Luang Prabang day trip
Designated a UNESCO World Heritage Site in 1995, Luang Prabang is dominated by 33 temples and has a long history as a centre for the study of Buddhism. Named after the golden statue, the Prabang. Luang Prabang was the first capital of Laos and has somehow managed to remain unscathed by war and (so far) modernisation. It’s one of the few places where you feel this is the genuine article and one that retains its unique ambience.
Start at 08 00 am, visit Vat Visoun, the site of an impressive stupa, That Makmo, stylistically more Srilankalese than Lao. Then walk to the nearby Vat Aham, which is one of the city’s major tutelary shrines, dedicated to Deveta Luang (spirit) Pu Gneu Ya Gneu (ancestors).
Climb Vat Phousi hill for an outstanding view over the city. Continue to visit Vat Sene and Vat Xieng Thong, considered as the most beautiful temple. The sim of the Vat represents the classic Luang Prabang temple architecture with roofs that sweep low to the ground. In the compound stand several small chapels housing bronze Buddha, which were displayed in Paris in 1911.
After lunch, drive to the nearby traditional weaving village Ban Phanom, populated by the Thai Lu. This village is famed for its intricately woven textiles and special weaving techniques – in former times, it was the weaver colony of the Luang Prabang Royalty.
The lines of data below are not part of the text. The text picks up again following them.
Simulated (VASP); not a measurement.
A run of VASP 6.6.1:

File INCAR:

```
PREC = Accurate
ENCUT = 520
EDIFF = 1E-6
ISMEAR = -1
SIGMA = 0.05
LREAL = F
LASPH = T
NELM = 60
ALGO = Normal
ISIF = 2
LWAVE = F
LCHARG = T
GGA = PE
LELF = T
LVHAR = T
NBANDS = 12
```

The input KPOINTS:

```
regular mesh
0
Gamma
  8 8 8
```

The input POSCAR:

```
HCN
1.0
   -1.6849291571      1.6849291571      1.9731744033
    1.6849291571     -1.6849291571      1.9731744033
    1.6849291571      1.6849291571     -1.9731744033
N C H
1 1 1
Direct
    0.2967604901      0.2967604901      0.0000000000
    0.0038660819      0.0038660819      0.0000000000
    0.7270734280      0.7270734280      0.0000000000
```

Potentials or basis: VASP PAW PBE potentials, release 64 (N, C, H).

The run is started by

The very scenic Tad Se Waterfall can be reached on the Nam Khan from Ban Phanom by long-tail boat – best during and after the rainy season. Its numerous cascades and pools are an ideal place for bathing.
On the way to the Tad Se Waterfall lies the tomb of the 19th century French explorer Henri Mouhot, the first European to rediscover Angkor Wat and to visit the Royal Kingdom of Luang Prabang.